12/01/2018 – News / Maritime / IMO / FAL Convention / Global

Convention amendments strengthen seafarer rights to shore leave and map out path towards a ‘single window’ for electronic data exchange at ports

Seafarers' rights to shore leave have been strengthened through amendments which entered into force globally on 1st January 2018, under the revised treaty which aims to achieve the smooth transit in ports of ships, cargo and passengers. The International Maritime Organisation (IMO) reports that the amendment to the international standard on shore leave adds a new provision stating there should be no discrimination on the grounds of nationality, race, colour, sex, religion, political opinion, or social origin.

 

The amendments to the Convention on Facilitation of International Maritime Traffic (FAL Convention) also bring in a new requirement for national governments to introduce electronic information exchange, including electronic data interchange (EDI), to transmit information related to maritime transport. This should be in place by 8th April 2019, with provision for a transitional period of at least 12 months during which paper and electronic documents would be allowed. 

 

Use by ports of a ‘single window’ for data is encouraged, to enable all the information required by public authorities in connection with the arrival, stay and departure of ships, persons and cargo, to be submitted via a single portal, without duplication.  
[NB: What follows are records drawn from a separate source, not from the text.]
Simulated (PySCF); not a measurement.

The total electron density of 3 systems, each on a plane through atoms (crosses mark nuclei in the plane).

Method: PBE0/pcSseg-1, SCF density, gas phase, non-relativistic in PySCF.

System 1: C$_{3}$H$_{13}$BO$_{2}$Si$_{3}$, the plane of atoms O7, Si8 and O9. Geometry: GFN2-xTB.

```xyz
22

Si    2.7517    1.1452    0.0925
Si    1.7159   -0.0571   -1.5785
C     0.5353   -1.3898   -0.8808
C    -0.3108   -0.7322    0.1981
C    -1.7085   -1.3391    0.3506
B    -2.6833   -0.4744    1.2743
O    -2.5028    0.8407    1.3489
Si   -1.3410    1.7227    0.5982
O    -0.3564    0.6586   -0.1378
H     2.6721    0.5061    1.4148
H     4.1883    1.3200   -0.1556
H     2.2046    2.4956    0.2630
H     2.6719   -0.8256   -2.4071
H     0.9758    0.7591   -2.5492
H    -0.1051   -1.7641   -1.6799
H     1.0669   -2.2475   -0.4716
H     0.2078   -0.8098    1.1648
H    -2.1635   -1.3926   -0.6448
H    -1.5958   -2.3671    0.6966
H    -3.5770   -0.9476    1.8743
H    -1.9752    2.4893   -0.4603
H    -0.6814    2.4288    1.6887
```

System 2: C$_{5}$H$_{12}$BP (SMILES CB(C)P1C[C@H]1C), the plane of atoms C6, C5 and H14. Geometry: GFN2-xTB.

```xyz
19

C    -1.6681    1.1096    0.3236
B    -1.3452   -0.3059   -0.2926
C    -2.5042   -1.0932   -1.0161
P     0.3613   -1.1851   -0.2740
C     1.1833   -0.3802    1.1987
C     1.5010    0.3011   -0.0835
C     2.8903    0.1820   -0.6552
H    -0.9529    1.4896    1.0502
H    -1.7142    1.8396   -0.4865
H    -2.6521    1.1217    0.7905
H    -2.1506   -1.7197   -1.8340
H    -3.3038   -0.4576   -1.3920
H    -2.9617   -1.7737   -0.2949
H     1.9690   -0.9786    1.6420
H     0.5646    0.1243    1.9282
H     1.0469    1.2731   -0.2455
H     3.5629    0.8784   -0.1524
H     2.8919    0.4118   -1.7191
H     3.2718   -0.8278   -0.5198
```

In addition, numerous standard forms, standards and recommended practices relating to stowaways have been updated.  

 

Shore leave

 

The amendment to the international standard on shore leave adds a new provision, on top of the requirement to allow crew ashore while the ship on which they arrive is in port. This new provision says there should be no discrimination on grounds of nationality, race, colour, sex, religion, political opinion, or social origin. Shore leave should be granted, irrespective of the flag State of the ship.

 

If any request is turned down, the relevant public authorities must provide an explanation to the crew member and the master, which the seafarer or master can request to be provided in writing.  

 

Security and stowaways

 

The section on preventing stowaways is updated and expanded. National authorities are recommended to apply operational procedures equivalent to those in the IMO International Ship and Port Facility Security (ISPS) Code, to prevent stowaways accessing a ship.  

 

A new standard requires governments, where appropriate, to incorporate legal grounds to allow prosecution of stowaways, attempted stowaways and any individual or company aiding a stowaway or an attempted stowaway with the intention to facilitate access to the port area, any ship, cargo or freight containers into their national legislation.

 

New FAL Forms 

 

Updated FAL forms are in effect from 1th January 2018, covering IMO General Declaration; Cargo Declaration; Ship's Stores Declaration; Crew's Effects Declaration; Crew List· Passenger List and Dangerous Goods.

 

Three additional documents have been introduced for ships' clearance that may be required by the shore authorities – security-related information required under SOLAS, advance electronic cargo information for customs risk assessment, and advanced notification form for waste delivery to port reception facilities.

 

FAL Convention

 

First adopted in 1965, and currently including 118 contracting States, the FAL Convention aims to harmonise procedures for ship's arrival, stay and departure from port. It includes mandatory "Standards" and "Recommended Practices" on formalities, documentary requirements and procedures which should be applied on arrival, stay and departure to the ship itself – and to its crew, passengers, baggage and cargo.

 

The revised annex, which was developed following a comprehensive review of the treaty, will ensure the convention adequately addresses the shipping industry's present and emerging needs and serves to facilitate and expedite international maritime traffic. The objective is to prevent unnecessary delays to ships, and to persons and property on board.